Is there any way we can create dynamic groups and group names .
Computers not assigned to any groups need to grouped in 50’s and assigned to a new group (With dynamic name).
There is no way in the Console that I know of to do what you are asking for.
You might be able to use the REST-API to automate it though.
Can you provide me some documentation to REST API .
Also, if you simply Google “BigFix Rest API” there are several good links.
What is the end goal? Why do you need dynamic groups in blocks of 50 machines?
You can use relevance to approximate this automatically without the overhead of creating a group by using computer id mod ## = 0 for group 1 and so on.

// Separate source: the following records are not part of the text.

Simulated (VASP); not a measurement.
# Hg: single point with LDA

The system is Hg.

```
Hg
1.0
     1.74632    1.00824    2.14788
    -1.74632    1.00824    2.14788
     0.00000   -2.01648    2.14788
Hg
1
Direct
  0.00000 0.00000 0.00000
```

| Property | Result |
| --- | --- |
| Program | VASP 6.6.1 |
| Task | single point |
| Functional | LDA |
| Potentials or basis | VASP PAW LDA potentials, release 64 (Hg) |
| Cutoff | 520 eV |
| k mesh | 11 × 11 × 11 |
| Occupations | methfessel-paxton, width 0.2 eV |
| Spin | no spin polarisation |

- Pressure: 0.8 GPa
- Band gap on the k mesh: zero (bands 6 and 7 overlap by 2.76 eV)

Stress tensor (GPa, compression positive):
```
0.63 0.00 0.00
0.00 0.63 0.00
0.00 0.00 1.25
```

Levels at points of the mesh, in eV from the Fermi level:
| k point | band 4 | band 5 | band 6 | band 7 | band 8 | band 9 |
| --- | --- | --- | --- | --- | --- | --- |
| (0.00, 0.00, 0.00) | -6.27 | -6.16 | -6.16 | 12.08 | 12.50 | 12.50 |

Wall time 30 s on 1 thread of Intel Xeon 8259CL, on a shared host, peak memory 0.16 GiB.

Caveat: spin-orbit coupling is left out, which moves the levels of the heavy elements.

In general, it wouldn’t be a good idea to make tons of groups, especially manual groups.
Also, with the automatic group, if they aren’t truly dynamic, then you’ll have to be adjusting them a lot.
If this is just to roll something out slowly, you can also divide up your computers so they aren’t relevant all at the same time window.
We need to run software scan only in groups of 50.(This is because of the performance consideration in virtual environments) and we are looking at 2000 to 3000 new clients reporting daily and a total of 40,000+ overall clients.
Is there any way we can dynamically group clients in 50’s which are not already grouped ?
Have you thought about simply utilizing the stagger function with your bigfix action so that the scans get distributed over a period of time instead of happening all at once?
Yes… kind of.
You can dynamically generate a certain number of “groups” but you can’t precisely determine how many machines will be in each group. If you want the number to be 50 in the groups, then you would take the total number of machines that you need to dynamically group and then divide that by 50. This would tell you how many groups you need. Then you can use relevance to distribute the machines among those “groups”, but it will not be exact.
I would recommend dynamically allocating your VMs to “groups” separately from all of your other endpoints.
There are also various methods to stagger the running of the scan throughout different times rather than just doing it by groupings.
One issue is if you have a group of 50 machines scheduled to run the scan at a particular time frame, but a few are asleep, then they may never actually run the scan. Then what?
Another concept I came up with that may work better for this is to take a month, divide it up into 2 hour chunks, and then have the computers able to run the scan in a set of different 2 hour chunks throughout the month that would be at different times of day. This would give them the opportunity to run at many different time periods randomly, but only at the interval you set, so once a week or similar.
This is also an option, but it has a maximum stagger time that is lower than I’d like, and I’m not exactly sure how well it works. I definitely need to play with it more to get a better understanding of how that could fit in.
Based on what we tested we were asked to group in 50’s because in case of virtual the VMManager(Vcenter) info is not available on Endpoint Manager and to limit the risk of all the software scan running on the same VMManger we restricted it to 50 and we can only run scans over night and not during business hours .
Can you please guide me on creating groups dynamically .
Not without more information.
How many computers do you need to do this for?
All of them are VM.
Can you please guide me on creating groups dynamically .
Hi @Manoj1
It sounds like your looking to create groups for scan purposes so your not hitting a number of VM’s that are hosted on the same blade. This is normal practice for BigFix Inventory or ILMT.
If this is your goal then the best way is to create separate scan groups for your environment and allocate VM’s to those groups using a random number.
If you have 40K endpoints, then I would suggest creating 7 groups, one for each day of the week. You can allocate a VM to one of 7 groups randomly using:
Q: (computer ID mod 7) + 1
A: 2
This gives you a random number between 1 and 7. The law of averages works very well here and you end up with a random selection of endpoints for each day of the week. Using this method you will theoretically only scan 1/7 of VM’s on any host.
Group where output = 1 would scan on Monday
Group where output = 2 would scan on Tuesday
and so forth…
How many endpoints/computers/VMs? You still haven’t answered this question.
I wasn’t asking how many are VMs, I was asking how many VMs are there?
If the goal is to have dynamic groups of about 50 endpoints, then I need to know how many total there are that need divided, then use a method like @GwyndafDavies mentions above to do it.
The total number of endpoints is 58k .
Then you would do something like (computer ID mod 1000) and that would give you ~58 computers per group in 1000 groups.
There are better ways to handle this dynamically while also spreading out the load.
Are all 58k endpoints VMs? It doesn’t seem like you’d have to do this for all of them.
He has indicated that they are all VM’s. It a bit further up the thread.